Klugh: Is Mike Trout’s excellence boring?
From Justin Klugh at FanGraphs on March 4, 2020:
This week, we saw footage of Mike Trout being unkind to a golf ball. He sent it into near-earth orbit with ease as a crowd of cackling onlookers has the only reasonable reaction. If he were a superstar with superstar exposure, this would have been quite the branding opportunity for Topgolf. Instead, it became an opportunity for the baseball world to debate the greatness of his feat.
What did he really do, some asked. Anything more than what a skilled golfer could have done? And shouldn’t Mike Trout be able to do that? Why would we be surprised that he could? Enjoying something, even an 18-second clip of a dude whacking a ball, is passé, and on a more vibrant, upbeat planet, we would have absorbed the footage, whistled quietly, and moved onto the various other 18-second segments that would make up our day. Maybe it’s the well-earned cynicism of today’s baseball fan or the sea of writers looking for topics [waves aggressively at you], but that’s not how we do things anymore.

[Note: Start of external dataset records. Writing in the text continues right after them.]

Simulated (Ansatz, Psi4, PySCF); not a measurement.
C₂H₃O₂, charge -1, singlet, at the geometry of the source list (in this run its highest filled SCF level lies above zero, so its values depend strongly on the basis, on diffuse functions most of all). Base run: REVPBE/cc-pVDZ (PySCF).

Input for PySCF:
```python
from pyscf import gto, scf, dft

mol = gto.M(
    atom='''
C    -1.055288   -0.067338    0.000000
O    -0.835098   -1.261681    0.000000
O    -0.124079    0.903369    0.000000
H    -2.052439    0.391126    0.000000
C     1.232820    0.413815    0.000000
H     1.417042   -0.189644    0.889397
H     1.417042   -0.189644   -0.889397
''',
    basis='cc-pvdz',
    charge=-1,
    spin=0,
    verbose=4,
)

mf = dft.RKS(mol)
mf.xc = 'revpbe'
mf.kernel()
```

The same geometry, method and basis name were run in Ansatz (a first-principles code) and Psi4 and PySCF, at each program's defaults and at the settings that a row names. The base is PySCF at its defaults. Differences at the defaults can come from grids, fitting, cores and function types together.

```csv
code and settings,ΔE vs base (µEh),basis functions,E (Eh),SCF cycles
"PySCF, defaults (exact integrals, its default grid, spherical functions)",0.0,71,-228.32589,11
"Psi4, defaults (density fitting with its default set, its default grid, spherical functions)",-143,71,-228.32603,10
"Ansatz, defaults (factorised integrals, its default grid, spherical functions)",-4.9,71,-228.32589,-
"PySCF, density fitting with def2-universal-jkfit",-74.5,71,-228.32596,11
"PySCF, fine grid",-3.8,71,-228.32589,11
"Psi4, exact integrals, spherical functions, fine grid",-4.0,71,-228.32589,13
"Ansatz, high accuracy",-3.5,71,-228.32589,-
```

Other players have wielded a golf club with lesser results. Vince Coleman once bashed Dwight Gooden in the shoulder blade while practicing his swing in the Mets clubhouse. Ted Williams agreed to and easily lost a driving contest with track star and golf champ Babe Didrikson Zaharias in 1948. Golf has met baseball on its own turf, too; Sam Snead whacked a drive over the 89-foot scoreboard from home plate at Wrigley Field in 1951 as part of an Opening Day celebration.